EDINBURGH/HOUSTON, 14th January 2016 – Wood Mackenzie has updated its analysis published in July 2015 on the impact of continued low oil prices on upstream oil and gas projects. It concludes that in the last six months of 2015 an additional 22 major projects and seven billion barrels of oil equivalent (boe) of commercial reserves have been deferred, on top of the 46 developments and 20 billion boe of reserves identified previously. Deepwater projects have been hit hardest, accounting for over half of the total, as companies are forced to rework projects with high breakevens, large capital requirements and high costs.
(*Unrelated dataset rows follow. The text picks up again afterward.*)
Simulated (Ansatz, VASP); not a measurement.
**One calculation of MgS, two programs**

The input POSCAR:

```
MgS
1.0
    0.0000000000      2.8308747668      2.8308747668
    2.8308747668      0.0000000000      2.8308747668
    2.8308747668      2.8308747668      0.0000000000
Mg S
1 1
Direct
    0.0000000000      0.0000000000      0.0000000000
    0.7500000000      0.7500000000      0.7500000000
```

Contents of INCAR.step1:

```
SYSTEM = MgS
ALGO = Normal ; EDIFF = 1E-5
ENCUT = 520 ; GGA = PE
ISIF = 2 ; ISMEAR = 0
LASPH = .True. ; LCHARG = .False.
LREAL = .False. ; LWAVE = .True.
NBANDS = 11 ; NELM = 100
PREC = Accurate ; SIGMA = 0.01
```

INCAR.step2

Mr Angus Rodger, Principal Analyst – Upstream Research for Wood Mackenzie, explains: “The impact of lower oil prices on company plans has been brutal. What began in late-2014 as a haircut to discretionary spend on exploration and pre-development projects has become a full surgical operation to cut out all non-essential operational and capital expenditure. Tumbling prices and reduced budgets have forced companies to review and delay Final Investment Decisions (FID) on planned projects, to re-consider the most cost-effective path to commerciality and free-up the capital just to survive at low prices.”
Wood Mackenzie’s report ‘Pre-FID project deferral update: deepwater hit hardest’ has identified 68 large projects globally that have had FID delayed due to the fall in oil prices since the oil price crash in 2014 to the end of 2015. The list has grown by over a third in the last six months, as more and more projects are deferred through the down-cycle. Mr Rodger adds: “For all 68 projects there are multiple elements contributing to delay. Price is rarely the only factor slowing down FID – but it has exerted the strongest influence.”
- US$380 billion of total project capex deferred (real terms), from the 68 projects
- Of the $380 billion capex, delayed spend from the 68 projects from 2016 to 2020 totals US$170 billion
- Deepwater hit the hardest: more than half of new project deferrals up from 17 to 29; 62% of total reserves; and 56% of total capex
- 2.9 million barrels a day (b/d) of liquids production deferred to early next decade, up from 2 million b/d
- Oil most impacted: deferred liquid volumes up 44%, versus 24% for gas
- Average breakeven of delayed greenfield projects is US$62/boe
“One reason we are seeing a growing list of delayed projects is cost deflation – or to be more accurate the need for costs to fall more to stimulate investment,” Mr Rodger adds. And the analysis shows that this is where deepwater has made the least gains: “The biggest jump in pre-FID delayed projects over the last six months was in the deepwater, rising from 17 to 29, where costs have only fallen by around 10% despite the global crash in rig day-rates. Despite the size of these fields, the combination of insufficient cost deflation and significant upfront capital spend has discouraged companies from greenfield investment in the sector.”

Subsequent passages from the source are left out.